WASHINGTON — President Obama on Wednesday named Thomas Donilon, the former national security adviser, to chair a special commission to develop a long-term cybersecurity strategy.
Donilon, 60, will chair the Commission on Enhancing National Cybersecurity, a group of private industry representatives tasked with making recommendations on how to deal with cyberthreats. The commission is part of the administration's $19 billion Cybersecurity National Action Plan, which Obama outlined in his proposed budget last week. Sam Palmisano, 64, the former chief executive of IBM, was named vice chair of the commission.
In remarks from the White House Wednesday, Obama said the secretaries of the Department of Homeland Security and the Department of Commerce will work with the commission, and additional names will be announced from academia, the private sector and the national security sector.

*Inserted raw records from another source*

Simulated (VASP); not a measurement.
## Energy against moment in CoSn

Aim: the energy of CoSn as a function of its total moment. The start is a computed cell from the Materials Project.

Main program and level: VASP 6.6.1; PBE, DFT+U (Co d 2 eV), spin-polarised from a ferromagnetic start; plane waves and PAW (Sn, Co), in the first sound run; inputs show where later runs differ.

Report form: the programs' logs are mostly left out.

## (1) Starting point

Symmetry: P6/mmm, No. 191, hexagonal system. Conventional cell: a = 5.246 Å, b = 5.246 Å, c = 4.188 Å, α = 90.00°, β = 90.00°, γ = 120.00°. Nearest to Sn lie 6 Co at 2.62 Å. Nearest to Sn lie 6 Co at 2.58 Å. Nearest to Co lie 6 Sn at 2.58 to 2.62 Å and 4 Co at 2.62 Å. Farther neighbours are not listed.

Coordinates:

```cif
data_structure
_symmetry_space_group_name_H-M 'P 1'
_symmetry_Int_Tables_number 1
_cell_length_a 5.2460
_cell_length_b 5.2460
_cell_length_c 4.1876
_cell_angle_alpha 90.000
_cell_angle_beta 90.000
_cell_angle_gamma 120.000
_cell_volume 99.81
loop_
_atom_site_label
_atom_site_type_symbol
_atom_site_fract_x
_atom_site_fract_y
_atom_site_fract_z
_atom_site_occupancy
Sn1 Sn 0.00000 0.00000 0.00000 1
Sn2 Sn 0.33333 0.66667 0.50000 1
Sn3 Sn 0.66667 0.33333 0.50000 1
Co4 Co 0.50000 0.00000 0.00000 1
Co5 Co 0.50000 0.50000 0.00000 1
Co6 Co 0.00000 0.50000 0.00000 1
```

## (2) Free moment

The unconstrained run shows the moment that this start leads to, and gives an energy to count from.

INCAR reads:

The commission's "goal is going to be to produce a report no later than December 1st that will advise not just me but the next administration, and potentially administrations after that, in terms of how we deal with this problem," Obama said.
Donilon has also served as vice president of law and policy at Fannie Mae and as a partner at O'Melveny & Myers.
The National Institute of Standards and Technology, which has worked to develop a cybersecurity assessment framework for critical infrastructure sectors, will support the commission as it prepares a plan to be delivered to Obama by the end of the year.